Before and after the experiment, in order to establish the increase in spatial visualization knowledge, we used the mental rotations test (MRT), which measures mental rotation ability. The test consists of 20 questions. Each item involves identifying two figures, from among four possibilities, that correspond to the drawing on the left, but have been rotated by several degrees (Figure 3).

At the end of the pilot project, in order to ascertain the extent of student learning achievements with the two methods (E and T) and which method was the most successful, they take an exam in two parts to test the vision variable and the sketch variable. One example of this exam, in Figure 4, consists of three exercises. The first involves hand sketching a view of a part seen from point A, in which the part must be mentally rotated on its axes; the second consists of sketching the way the part develops; and the third, of sketching the minimum necessary views of the part. The intention is to assess spatial visualization skills (mental rotations and spatial visualization).

Lastly, a new test, the "final vision test" variable, was introduced at the end of the course, which was intended to track student progress throughout the course in groups E and T, in the development of spatial visualization. This test was obtained from the selection of 24 test questions taken from the DAT-SR (Bennett, Seashore, & Wesman, 1997), MRT (Vanderberg & Kuse, 1978), PSVT-ROT (Guay, 1977), and the Lappan (1981) tests.

The Lappan test consists of 32 items, each of which shows the projection of a construction formed by cubes and only one out of five options has to be selected, which corresponds to another of its projections. The PSVT-ROT test comprises 30 items, where one of five possible responses corresponds to a piece that has been rotated 90 or 180 degrees about one of its axes.

Pilot project

In the first week of the course, all students on the University of Burgos industrial engineering course, in each of the two academic years 2009-2010 and 2010-2011, took the DAT-SR test to ascertain their previous knowledge of spatial visualization. The percentile of the DAT-SR test was used with a coupling or pairing technique to distribute students between groups E and T. In this distribution of students between the two groups, the different control variables (gender, first-time enrolment, previous studies--pre-university or vocational training--and previous knowledge of technical drawing) were taken into account, beginning with gender, so that these variables would be balanced in the two groups. The pilot project over the two academic years involved 112 students in group T and 132 students in group E. The t-test statistically confirmed that these groups were equivalent with regard to spatial visualization, measured by the DAT-SR test.
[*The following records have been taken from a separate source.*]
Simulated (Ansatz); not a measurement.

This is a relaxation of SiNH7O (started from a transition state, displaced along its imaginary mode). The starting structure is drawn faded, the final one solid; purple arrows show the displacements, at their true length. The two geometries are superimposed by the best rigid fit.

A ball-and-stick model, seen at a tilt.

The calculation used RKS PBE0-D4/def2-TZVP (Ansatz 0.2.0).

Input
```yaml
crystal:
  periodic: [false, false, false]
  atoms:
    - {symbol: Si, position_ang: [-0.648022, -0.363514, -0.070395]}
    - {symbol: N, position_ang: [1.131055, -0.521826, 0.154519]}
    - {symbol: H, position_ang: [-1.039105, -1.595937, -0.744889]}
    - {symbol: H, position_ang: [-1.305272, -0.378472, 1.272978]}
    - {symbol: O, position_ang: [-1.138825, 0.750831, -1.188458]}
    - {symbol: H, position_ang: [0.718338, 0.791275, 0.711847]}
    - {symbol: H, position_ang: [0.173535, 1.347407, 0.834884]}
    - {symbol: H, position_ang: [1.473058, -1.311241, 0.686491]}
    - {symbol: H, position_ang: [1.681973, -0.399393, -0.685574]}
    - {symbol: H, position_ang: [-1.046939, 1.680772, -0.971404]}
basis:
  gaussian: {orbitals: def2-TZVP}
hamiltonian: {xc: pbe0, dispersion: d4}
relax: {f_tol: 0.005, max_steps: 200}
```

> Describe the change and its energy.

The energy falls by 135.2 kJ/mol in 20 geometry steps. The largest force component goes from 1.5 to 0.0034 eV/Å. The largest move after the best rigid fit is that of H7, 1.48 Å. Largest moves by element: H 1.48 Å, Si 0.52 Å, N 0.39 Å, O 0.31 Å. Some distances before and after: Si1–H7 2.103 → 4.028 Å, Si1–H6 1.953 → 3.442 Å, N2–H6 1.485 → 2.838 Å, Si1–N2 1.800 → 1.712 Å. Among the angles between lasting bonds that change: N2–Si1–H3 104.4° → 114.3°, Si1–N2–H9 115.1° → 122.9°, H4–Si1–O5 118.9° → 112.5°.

During this first week of the 2010-2011 academic year, students from both groups also took the MRT test and repeated it after the pilot project, so as to validate any increase in their knowledge of spatial visualization.

The pilot project lasted for three hours over a period of three weeks, at the start of the course when students were learning about the basic concepts of spatial visualization.

Group T conducted three practices with manual exercises: identification of surfaces in views, sketching the way a part develops, principal views, minimum necessary views, and views when rotating a part around given axes (example Figure 5).

Students from group E conducted three practical exercises with ILMAGESV. They completed 52 test-type exercises of progressive difficulty, involving the same concepts as those for group T, but without sketching (Figure 6).

Following the pilot project, in the fifth week, a visualization exam was given to all students without the use of help tools and completed by hand sketching. In this exam, the variables "vision" and "sketch" were independently assessed (Section "Measurement instruments" and Figure 4).

The end of the pilot project coincided with the final study module exam, in which a test with the points described at the end of section 3.1 was added to the end-of-year exam.

Results of the pilot project and their analysis

In the second academic year of the pilot project, students completed the MRT pretest (40 point test) and repeated a MRT post-test after the pilot project ended. Eighty-five students participated in the pretest and 106 students in the post-test. After the pilot project, it was confirmed that 76 students had responded to both tests, of whom, 45 belonged to the experimental group and 31 to the traditional group, all of which initially confirmed that both methods (T and E) were appropriate to improve spatial visualization after the experiment.

We present the analysis of five studies from among those performed after the pilot project had ended.

We studied whether the average of the post-test minus the pretest differences was significantly greater than zero, in groups T and E, to validate improvements with the two methods. To do so, the t-student statistics test was used. In this test, the MRT variable should follow a normal distribution in both groups, which is in fact the case, as we can confirm from Table 1.

The "One-Sample T Test" run on the SPSS programme (Table 2) confirmed that the variable difference of post-test minus pretest (MRTINCR) in the two groups was significantly greater than zero. Because [alpha] < 0.05, the null hypothesis of equality to zero of improvement in both methods is rejected and we can accept that both methods have been shown to improve the learning of spatial visualization significantly.

In Table 2, we see that the improvement in the traditional group, at a confidence level of 95%, was at an average value of between 2 and 5.6 points, while the improvement in the experimental group stood at an average value of between 3.4 and 7.2 points. It may also be seen that the average increase is 3.8 points in group T and 5.3 points in group E.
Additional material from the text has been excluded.